Be aware that garlic is a poor competitor, so you will get undersized bulbs if it's shaded/crowded by the tomatoes. Unhappy garlic tends to be smaller but stronger, so it's not _all_ bad!

Gary Woods AKA K2AHC- PGP key on request, or at home.earthlink.net/~garygarlic Zone 5/6 in upstate New York, 1420' elevation. NY WO G

Reply to
Gary Woods

My garlic is by tomatoes all the time. The garlic comes to term in June/July so it's not an issue for me. My tomatoes are on the eastern side of the garden and the garlic is on the west (I have a small "strip" garden) and they both get enough sun to do well.

Reply to
Steve Calvin

You might be interested in something I wrote on this very topic to another newsgroup only yesterday; here it is:

On a radio gardening program, an old gardener rang in with this tip for combatting fruit fly in tomatoes. He hammers in a sturdy stake and plants two tomato seedlings alongside it at Winter's end. At the same time, he has some garlic growing nearby. By the time the tomatoes are fruiting the garlic is ready so he pulls it up and hangs it on the stake. I think he said 4 corms per stake. He reckons that with the garlic there he has no trouble with fruit fly in his tomatoes. Might be worth a try.
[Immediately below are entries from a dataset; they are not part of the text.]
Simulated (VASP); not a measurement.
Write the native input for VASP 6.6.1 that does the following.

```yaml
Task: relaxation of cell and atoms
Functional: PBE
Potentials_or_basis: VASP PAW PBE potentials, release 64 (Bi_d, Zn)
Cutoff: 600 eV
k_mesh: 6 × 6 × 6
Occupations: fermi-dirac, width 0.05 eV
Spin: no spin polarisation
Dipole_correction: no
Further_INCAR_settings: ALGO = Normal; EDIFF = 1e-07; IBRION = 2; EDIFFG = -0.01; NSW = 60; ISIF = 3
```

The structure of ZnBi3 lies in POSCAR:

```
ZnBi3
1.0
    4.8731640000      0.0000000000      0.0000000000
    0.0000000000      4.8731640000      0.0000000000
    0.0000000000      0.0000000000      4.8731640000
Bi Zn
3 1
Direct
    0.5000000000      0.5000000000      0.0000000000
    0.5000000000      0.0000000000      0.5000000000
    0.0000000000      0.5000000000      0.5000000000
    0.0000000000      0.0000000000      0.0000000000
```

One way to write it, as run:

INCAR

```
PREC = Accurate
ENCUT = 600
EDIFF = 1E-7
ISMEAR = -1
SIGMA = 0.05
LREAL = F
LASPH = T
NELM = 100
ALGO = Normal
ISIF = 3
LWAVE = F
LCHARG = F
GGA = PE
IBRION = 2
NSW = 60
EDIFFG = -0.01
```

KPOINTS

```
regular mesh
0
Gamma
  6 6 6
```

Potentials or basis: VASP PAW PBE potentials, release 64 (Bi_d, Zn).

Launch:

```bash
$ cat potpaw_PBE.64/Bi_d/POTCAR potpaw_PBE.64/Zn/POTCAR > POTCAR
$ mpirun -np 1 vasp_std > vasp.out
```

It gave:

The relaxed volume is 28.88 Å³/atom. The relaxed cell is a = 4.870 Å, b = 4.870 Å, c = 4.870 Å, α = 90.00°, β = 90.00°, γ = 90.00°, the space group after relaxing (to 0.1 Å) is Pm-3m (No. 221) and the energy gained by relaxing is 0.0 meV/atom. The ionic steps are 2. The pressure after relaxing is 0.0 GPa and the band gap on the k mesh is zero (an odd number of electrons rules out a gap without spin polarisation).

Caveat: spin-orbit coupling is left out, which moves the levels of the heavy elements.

I didn't include r.g.e in the groups originally because I don't know whether the US or UK have the fruit fly menace. These are like small mosquitoes that lay their eggs in the fruit and these hatch to become grubs that destroy the fruit from the inside.

Reply to
John Savage

Well, I'm in Texas, and that means planting garlic the first week of October so it will be growing underground during the winter and shoot up stalks in the spring. Planting garlic in the spring doesn't give the whole bulb time to develop. Where I live the last average frost is about March 21st, so that means that the tomatoes won't go in the ground until April, so by then our garlic is about a foot tall. The garlic is well established with little competition from the tomatoes. The garlic will probably help with pest control by virtue of being in close proximity to the tomatoes. The garlic is usually ready to come out by late June to mid July and the tomatoes (if we are lucky) will continue to produce (indeterminate varieties) well into August or even September before we get some sort of fusarium wilt

Thomas

Reply to
Thomas

Fruit flies are a very serious threat in the US. Even resulting in government-sponsored spraying over residential areas, from helicopters. I vaguely remember this going on the the Los Angeles area in about 1990.

Also apparently a big problem in Florida, for citrus orchards.